The summer stench of Occom Pond will soon be a thing of the past, as the College and town of Hanover are undertaking a new initiative to improve the pond's water quality.
According to flow tests and core samples conducted over the last 25 years, the pond's water contains high levels of nitrogen and phosphorous. These chemicals cause unnatural algal blooms and, combined with a 15-foot layer of muck on the bottom and sedimentation from years of runoff, add to the pond's environmental problems.
"The pond is in the location of what used to be, 100 years ago, a marsh area," said John Gratiot, associate vice president of facilities operations and management. "Over the years sediment has flowed into the pond from the runoff."

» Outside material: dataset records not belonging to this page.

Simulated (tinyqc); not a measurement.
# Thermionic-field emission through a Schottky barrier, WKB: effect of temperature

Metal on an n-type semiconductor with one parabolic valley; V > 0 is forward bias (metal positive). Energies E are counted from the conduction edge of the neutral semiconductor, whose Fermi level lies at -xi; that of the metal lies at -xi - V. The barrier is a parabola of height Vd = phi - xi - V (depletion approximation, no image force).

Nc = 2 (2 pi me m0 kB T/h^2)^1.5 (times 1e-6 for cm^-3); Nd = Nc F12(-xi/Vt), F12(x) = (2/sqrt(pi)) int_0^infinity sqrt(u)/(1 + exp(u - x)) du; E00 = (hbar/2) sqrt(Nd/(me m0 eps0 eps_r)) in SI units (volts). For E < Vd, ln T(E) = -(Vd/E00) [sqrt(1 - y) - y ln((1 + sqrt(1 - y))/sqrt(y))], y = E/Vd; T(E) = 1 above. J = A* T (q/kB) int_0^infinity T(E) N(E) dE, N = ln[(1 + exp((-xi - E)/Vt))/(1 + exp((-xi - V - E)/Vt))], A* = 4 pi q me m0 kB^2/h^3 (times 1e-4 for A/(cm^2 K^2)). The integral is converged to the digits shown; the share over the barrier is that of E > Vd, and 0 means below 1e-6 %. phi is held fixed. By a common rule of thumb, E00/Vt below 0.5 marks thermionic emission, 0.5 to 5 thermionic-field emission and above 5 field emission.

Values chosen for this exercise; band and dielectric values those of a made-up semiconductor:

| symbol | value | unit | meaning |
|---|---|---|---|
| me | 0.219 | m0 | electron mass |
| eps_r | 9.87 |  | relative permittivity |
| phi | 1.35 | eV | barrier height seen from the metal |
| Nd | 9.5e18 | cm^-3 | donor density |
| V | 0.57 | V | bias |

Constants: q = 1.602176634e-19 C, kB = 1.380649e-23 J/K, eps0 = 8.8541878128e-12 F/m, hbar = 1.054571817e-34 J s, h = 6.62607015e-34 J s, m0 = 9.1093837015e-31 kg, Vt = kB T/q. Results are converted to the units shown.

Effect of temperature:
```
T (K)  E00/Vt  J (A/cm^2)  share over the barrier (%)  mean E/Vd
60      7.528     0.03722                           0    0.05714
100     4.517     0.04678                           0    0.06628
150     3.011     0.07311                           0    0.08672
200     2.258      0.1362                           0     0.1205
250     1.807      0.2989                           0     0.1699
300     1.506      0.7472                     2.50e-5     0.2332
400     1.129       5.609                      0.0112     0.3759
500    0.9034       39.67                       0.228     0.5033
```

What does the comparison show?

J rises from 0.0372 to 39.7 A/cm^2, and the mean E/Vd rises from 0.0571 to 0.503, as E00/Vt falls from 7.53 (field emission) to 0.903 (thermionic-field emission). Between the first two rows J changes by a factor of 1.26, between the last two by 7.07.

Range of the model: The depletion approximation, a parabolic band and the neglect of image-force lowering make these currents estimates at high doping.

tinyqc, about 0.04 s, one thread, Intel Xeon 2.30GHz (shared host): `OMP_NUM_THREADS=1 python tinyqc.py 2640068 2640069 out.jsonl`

All water from the north side of Webster Avenue, as well as water heading west down Main Street, drains into the pond via an adjacent field.
"All of that is picking up phosphorus and nitrogen and carrying that to the pond. As a result, mix in sunlight, and in the summertime you get a green-colored water that also can smell bad," Gratiot said, referring to the resulting algal blooms.
The odor caused complaints from the Occom Pond Neighborhood Association.
According to Gratiot, only natural methods will be used to clean the pond, which is owned by the College.
"Rather than mow the fields down, you wet grow a riparian buffer," he said.
The riparian buffer consists of native plants, such as weeds, shrubs and pussy willows. While it used to be mowed every year, it will now be allowed to grow for three years before being cut.
"We are encouraging the growth of woodier plants with heavier roots because they adsorb [store on the surface] chemicals," Gratiot said. "The phosphorous and nitrogen are adsorbed and used as nutrients by the plants, and we reduce the loading on the pond."
On the east bank of the pond lies the Montgomery House, a College-owned home for Montgomery fellows, who are enjoying a more scenic backyard view thanks to the cleanup efforts.
"We've gone in and planted shrubs and a riparian buffer on the south side," Gratiot said. "So instead of looking at a jungle out back there, they are looking at a nice garden."
In addition to allowing a riparian buffer to grow, FO&M has stopped using nitrogen and phosphorous fertilizers in the pond's watershed, including the Montgomery House lawn.
"It's a multi-pronged attack," Gratiot said, adding that he hoped neighbors would mimic the environmentally friendly landscaping.
Also sharing the waterfront property is the Dartmouth Outing Club house, located on the north bank of the pond. During the winter, the DOC uses the pond for ice-skating and various other winter activities. According to DOC President Anne O'Hagen '06, the house and its property do not contribute to sedimentation.
"The house is directly on the pond, but the property is mostly marshy with very little mowed lawn," O'Hagen said.
While optimistic about the effort's results, Gratiot stressed the long-term nature of the project.
"It's not something you're going to see change over night. It is an ongoing project and we're continually making changes and adjustments based on good scientific thinking," Gratiot said.